SRS is a well-respected and established sound standard that has been present on many TVs for years, but now it’s decodable to local setups with the help of Silverlight. As mentioned, the novelty of convenience is wearing thin, so consumers are now demanding better video and audio quality, and having SRS built-in will make it a snap to get virtual sound pushed to your phone or tablet.

Anyone who’s tried to watch a movie on their cell phone or tablet has probably given up ten minutes in out of frustration. Why? Because the sound quality is so horrible, but the fact that SRS Labs is partnering up with Microsoft Silverlight may be a step in the right direction and provide the example needed to get others to make similar partnerships, placing more emphasis on the quality of the services offered rather than the type or quantity of services offered.

According to Allen Gharapetian of SRS Labs, this partnership may be the face of change.
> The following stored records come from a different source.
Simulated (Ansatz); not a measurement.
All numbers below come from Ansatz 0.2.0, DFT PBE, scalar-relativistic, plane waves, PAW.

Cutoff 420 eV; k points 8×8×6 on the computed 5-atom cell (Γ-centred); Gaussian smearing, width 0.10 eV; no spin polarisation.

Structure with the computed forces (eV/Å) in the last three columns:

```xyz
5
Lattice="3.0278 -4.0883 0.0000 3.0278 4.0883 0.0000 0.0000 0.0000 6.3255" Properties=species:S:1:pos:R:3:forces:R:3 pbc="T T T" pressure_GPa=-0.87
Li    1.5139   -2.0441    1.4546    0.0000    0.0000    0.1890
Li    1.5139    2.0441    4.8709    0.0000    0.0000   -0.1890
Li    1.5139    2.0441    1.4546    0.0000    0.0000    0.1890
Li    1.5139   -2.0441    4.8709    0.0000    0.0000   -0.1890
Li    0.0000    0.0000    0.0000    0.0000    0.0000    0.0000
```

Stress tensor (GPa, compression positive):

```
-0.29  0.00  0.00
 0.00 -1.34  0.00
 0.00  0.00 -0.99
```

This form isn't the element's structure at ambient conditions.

“This is an exciting moment for SRS and we’re thrilled to expand this collaboration with Microsoft to now bring surround sound capability to Silverlight and its millions of users,” Gharapetian, Vice President of Marketing for SRS Labs, said. “Every day, more and more consumers are streaming TV shows and movies over the Web to their PCs, TVs, and mobile phones, and now, with the availability of SRS 5.1 surround for Silverlight, the collective online multimedia experience will continue to become more vivid and immersive.”

What It Means for Consumers

As we hinted at earlier, it’s often easy to forget that when discussing online video (especially streaming video), many things have more than standard 2.0 stereo sound. For example, both television and film offer 5.1 and even 7.1 surround sound. So when we’re watching streaming video we’re completely missing out on sound quality, which is pretty vital to any television/movie/video-watching experience. This deal between SRS Labs and Microsoft Silverlight will give consumers something to look forward to, and that something is improved audio experiences in streaming content.

It also means that Netflix, which is available for Windows, Xbox 360, and various mobile platforms, will soon be able to stream in 5.1 surround sound once they begin to utilize the magic that is the Silverlight platform. There are others that stand to benefit from the partnership between SRS Labs and Microsoft Silverlight as well. For example, NBC and MTV already utilize the Silverlight platform, but because of this new partnership, both networks have content that could utilize the surround sound as soon as the fall of 2010.

According to Reel SEO, an online video marketer’s guide, it should also be pointed out that everything — from game consoles to PCs — will soon be able to decode SRS 5.1 encoded content and deliver it in enhanced 5.1 surround, front-rendered surround, or virtual headphone surround, depending on their speaker configuration.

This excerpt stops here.